Filed under: Action, Classics, Drama, Sci-Fi & Fantasy, Games and Game Movies, Columns, Film Clips

Perhaps it seems a bit premature to speculate about the cinematic future of The Looking Glass Wars. After all, the book was only released two weeks ago in the United States, in spite of being a huge hit over in the UK for nearly two years. But the book's author, Frank Beddor, is a film producer (There's Something About Mary), and the book is so clearly written with a film version in mind that it's impossible, while reading it, not to imagine it on the screen.

After all, how many books do you know that have a trailer? And a card game? And a successful comic spin-off? And a soundtrack? And given the enormous success of Harry Potter,and that books like The Golden Compass, Eragon, Inkheart and The Spiderwick Chronicles are being made into films, it doesn't seem much of a reach to think that it's only a matter of time before someone snatches up The Looking Glass Wars.

The book is another in the trend of re-imaginings of classic tales ala Gregory Maguire (Wicked: The Life and Times of the Wicked Witch of the West). Where Wicked (in the book version, at least) turned The Wizard of Oz stories on their ear, though, giving us full-fledged, conflicting political and philosophical systems, characters with hidden motivations and complex alliances, and a plot with some unpredictable twists and turns, The Looking Glass Wars is more of a one-dimensional tale. The premise is that Beddor, after years of painstaking research, has uncovered the truth about Alice Liddell, to whom Lewis Carroll's Alice in Wonderland and Through the Looking-Glass were dedicated. Alice, the book posits, was really Alyss Heart, princess of Wonderland. Her mother, Queen Genevieve, was violently overthrown by Redd, her psychotic older sister, in a bloody coup staged on the princess' seventh birthday.
Alyss escaped with Hatter Madigan, the royal bodyguard, to our reality, but once there the two became separated, and Alyss, relegated to an orphan asylum, eventually ends up adopted by the Liddells. No one believes Alyss' tales about Wonderland, until she meets Reverend Charles Dodgson (Lewis Carroll), who writes a fantasy novel about her stories -- devastating young Alyss, who thought he really believed her. Thereafter she accepts the Anglecized spelling of her name, Alice, gives up her coveted imagination, and grows up. Back in Wonderland, Queen Redd learns that Hatter Madigan and Alyss survived, and Alice, now a young woman engaged to a prince, gets sucked back into Wonderland again, where she must fight to reclaim her throne. There's also a love interest for Alyss in the form of the young princess' childhood friend Dodge Anders, son of the head of the Royal Guard, who, after Alyss disappears, grows up to become a leader of the underground resistance fighting Queen Redd, who call themselves The Alyssians in Alyss' honor.

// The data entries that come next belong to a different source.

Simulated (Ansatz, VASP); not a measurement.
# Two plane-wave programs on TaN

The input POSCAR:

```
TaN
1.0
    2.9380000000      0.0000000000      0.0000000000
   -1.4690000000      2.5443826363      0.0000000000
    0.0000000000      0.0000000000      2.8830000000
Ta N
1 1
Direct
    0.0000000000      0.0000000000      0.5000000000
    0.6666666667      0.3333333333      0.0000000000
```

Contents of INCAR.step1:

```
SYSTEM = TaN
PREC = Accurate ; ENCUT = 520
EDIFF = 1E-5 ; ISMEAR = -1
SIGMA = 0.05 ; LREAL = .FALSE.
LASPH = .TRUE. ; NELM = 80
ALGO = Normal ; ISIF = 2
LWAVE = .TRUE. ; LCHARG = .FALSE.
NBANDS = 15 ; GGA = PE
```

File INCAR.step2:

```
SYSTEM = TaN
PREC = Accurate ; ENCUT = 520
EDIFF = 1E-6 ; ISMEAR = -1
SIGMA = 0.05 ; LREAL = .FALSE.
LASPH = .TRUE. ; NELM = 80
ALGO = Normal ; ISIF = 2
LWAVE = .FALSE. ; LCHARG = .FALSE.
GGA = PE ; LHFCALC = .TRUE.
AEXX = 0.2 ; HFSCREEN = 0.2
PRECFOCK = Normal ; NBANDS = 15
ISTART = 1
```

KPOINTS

The book is a fast read (one review I read compared the writing style to The Da Vinci Code -- a bit harsh, but I can see the point), and focuses more on the violence and war than on developing any character motivations. Redd could be a much more intriguing character if we knew more about her (the second book in the trilogy, which Beddor just finished, is called Seeing Redd, and is supposed to focus more on that character, so perhaps we'll get to see her a bit more fleshed out eventually). The other most intriguing character, Hatter Madigan, the royal bodyguard whose top hat is a weapon (and who wears bracelets that turn into wickedly sharp blades) has already become a spin-off character, spawning a popular series of comic books called Hatter M -- a hit in the States even before the book was published here. The series focuses on Hatter Madigan's travels throughout the United States as he searches for Alyss for thirteen years.

How good of a movie could be made of the book? Perhaps a pretty good one, at least visually. The book doesn't have as much politically to say about modern societal issues as does Wicked; there's very little subtly under the surface and not enough of an arc to Redd to make her anything more than a relentlessly violent and bloody dictator who exists soley to drive to the plot. The plot does move along at a nice clip, though, with plot points so neatly placed that one imagines Beddor plotting the script adaptation (and a video game, perhaps?) even as he wrote the novel. Beddor has stated that he won't just sign the rights to The Looking Glass Wars away, that any adaptation into film media would have his hand in it. When asked in a recent interview at IGN who his dream director would be, Beddor neatly sidestepped around the question.

One issue a film adaptation of this book will have is this: Who is its target audience? Amazon lists the book at an age 9-12 reading level, but Alyss as a heroine for kids that age to latch onto is not nearly as strong or compelling a character as Lyra in The Golden Compass or the title character in Eragon (both also the first in triologies, the former already written, and the latter in progress), nor would she likely appeal to older teens and young adults in the way that Elphaba does in Wicked. The book, while somewhat black, isn't as bleak a fantasy story as, say, Guillermo del Toro's dark fable Pan's Labyrinth, either. A weakness in the storyline, too, is that once Alyss falls into Victorian England, her story becomes a pretty generic orphan tale with little excitement to it. Minimizing that part of the story, therefore, would be crucial to keeping the plot engaging for a movie audience. Also, the Wonderland of The Looking Glass Wars isn't quite as fanciful and captivating as the Wonderland of Carroll's imagination, perhaps because in the latter we see Wonderland through the amazed eyes of a young girl fallen out of prim and proper Victorian England into a fantasy world, whereas in the former, Alyss is already a part of that world and so, perhaps, overlooks the very wonder that makes it special until it is lost to her.

The potential for a film version of The Looking Glass Wars to be a fun, interesting movie depends on a couple factors: (1) The screenplay needs to leave room for evil Queen Redd to be a better-drawn character, perhaps drawing from what will hopefully be a more fleshed-out character in the second book; (2) The right director -- and I'm not sure who I'd suggest (but it would have to be someone who is not Uwe Boll or Michael Bay, please) who thinks in technicolor visuals, and who can take a story in which plot is the foremost element and make us care about the characters, who are largely secondary to action in the book; (3) How the script would handle the weaknesses of the book's storyline to keep the film exciting; and (4) The casting, especially of Hatter Madigan and Queen Redd, and to a lesser extent, of Alyss and Dodge Anders. So, readers out there who have read the book and loved it (or hated it) -- here's your chance to chime in. Who would be your dream director for a film adaptation of The Looking Glass Wars? And who would you cast in the key roles?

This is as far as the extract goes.